By Bronwen Dachs | Catholic News Service
CAPE TOWN, South Africa (CNS) — South African church leaders urged government action after a Zimbabwean migrant was killed in a mob attack in a Johannesburg township rocked by violent anti-crime protests.
Elvis Nyathi, a 43-year-old Zimbabwean, “was hunted down like a frightened animal, butchered and reportedly burned to death” April 6 in Diepsloot, said the South African Council of Churches.
“The perpetrators of this xenophobic violence must be brought to book without delay so that justice is done and seen to be done,” Father Hugh O’Connor, general secretary of the Southern African Catholic Bishops’ Conference, told Catholic News Service April 13.
The South African authorities “must do more to protect migrants” in Diepsloot, who have “repeatedly suffered from violent attacks by anti-migrant vigilante groups,” Amnesty International said in an April 13 statement. In the first week of April, seven people died in xenophobic violence in the northern Johannesburg township.
In recent months, scores of protesters in Johannesburg have staged protests against undocumented migrants in what they have dubbed Operation Dudula (“drive back” in Zulu).
In its April 6 statement, the council of churches, of which the bishops’ conference is a member, noted its despair at the violence.
“We … hang our heads in collective shame that things have come to this,” the church leaders said, noting that they “warned that this growing tendency of community groups going on search parties to ‘smell out’ who they consider illegal foreigners will lead to deaths.”
Migrants in Diepsloot said they live in fear and are being made scapegoats for rising levels of crime and unemployment in the area, Amnesty International said. The migrants “feel unsafe in South Africa and face constant harassment from both the police and anti-migrant vigilante groups, who unlawfully demand to see their identity documents,” it said.
“These attacks represent just the latest wave in a rising tide of violence against migrants in South Africa,” Amnesty International said, noting “a lack of political will within government to address the problem.”

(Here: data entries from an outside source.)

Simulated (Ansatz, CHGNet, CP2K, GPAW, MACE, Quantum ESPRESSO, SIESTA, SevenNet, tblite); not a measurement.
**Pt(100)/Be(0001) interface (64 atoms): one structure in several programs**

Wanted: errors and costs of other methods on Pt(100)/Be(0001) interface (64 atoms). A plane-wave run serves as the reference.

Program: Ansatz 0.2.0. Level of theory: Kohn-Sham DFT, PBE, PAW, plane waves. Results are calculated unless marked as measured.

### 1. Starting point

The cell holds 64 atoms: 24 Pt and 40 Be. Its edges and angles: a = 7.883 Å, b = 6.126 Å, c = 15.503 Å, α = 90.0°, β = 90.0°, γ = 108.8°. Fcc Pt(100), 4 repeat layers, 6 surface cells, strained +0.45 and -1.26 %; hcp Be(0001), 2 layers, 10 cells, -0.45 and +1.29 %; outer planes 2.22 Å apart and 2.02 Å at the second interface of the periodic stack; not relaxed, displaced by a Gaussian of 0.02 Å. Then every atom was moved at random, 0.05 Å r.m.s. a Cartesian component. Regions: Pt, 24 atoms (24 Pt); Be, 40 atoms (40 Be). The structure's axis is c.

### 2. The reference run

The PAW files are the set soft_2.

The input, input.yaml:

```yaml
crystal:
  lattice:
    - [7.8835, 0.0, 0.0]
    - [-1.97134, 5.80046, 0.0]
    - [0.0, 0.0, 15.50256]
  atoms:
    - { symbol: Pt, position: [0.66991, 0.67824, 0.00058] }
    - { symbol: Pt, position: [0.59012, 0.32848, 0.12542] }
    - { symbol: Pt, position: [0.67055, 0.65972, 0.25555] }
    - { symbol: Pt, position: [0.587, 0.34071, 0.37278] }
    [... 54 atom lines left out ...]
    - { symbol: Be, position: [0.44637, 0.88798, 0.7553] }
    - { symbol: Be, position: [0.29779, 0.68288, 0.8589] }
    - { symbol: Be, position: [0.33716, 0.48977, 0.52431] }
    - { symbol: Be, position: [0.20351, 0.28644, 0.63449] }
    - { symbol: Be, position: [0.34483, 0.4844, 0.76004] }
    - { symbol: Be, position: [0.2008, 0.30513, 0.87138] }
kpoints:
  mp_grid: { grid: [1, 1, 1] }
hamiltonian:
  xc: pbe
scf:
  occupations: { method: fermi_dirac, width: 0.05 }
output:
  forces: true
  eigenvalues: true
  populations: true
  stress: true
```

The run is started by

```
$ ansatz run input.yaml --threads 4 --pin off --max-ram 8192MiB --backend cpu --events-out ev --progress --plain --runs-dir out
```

Nationwide attacks against African migrants in May 2008 left at least 62 people dead.
“Since then, attacks against migrants have occurred every year” in South Africa, Amnesty International said, noting that it has “repeatedly called for a national strategy to prevent violence against migrants and an end to the impunity enjoyed by the perpetrators of these fatal assaults.”
The bishops’ conference “condemns all anti-foreigner sentiment, recognizing that it often leads to violence and the destructions of lives,” Father O’Connor said.
“The protection and integration of migrants and refugees into a society is the work of all, from government to business, the religious sector and to ordinary citizens,” he said.
The council of churches named African migrants who have been stabbed or burned to death and asked, “Is the identity of ‘street killers of Africans’ the brand we choose to project for South Africa?”
“Whatever grievances or opinions anyone may have about non-South Africans of whatever category in our society and economy, there is a way to address those in a structured manner that does not involve mob lynching resulting in death,” it said.
After gathering people’s opinions and proposed solutions through email, the council will join discussions with “organized societal bodies and with government ahead of a full plenary of the National Indaba on Non-South Africans in our Society and Economy,” it said.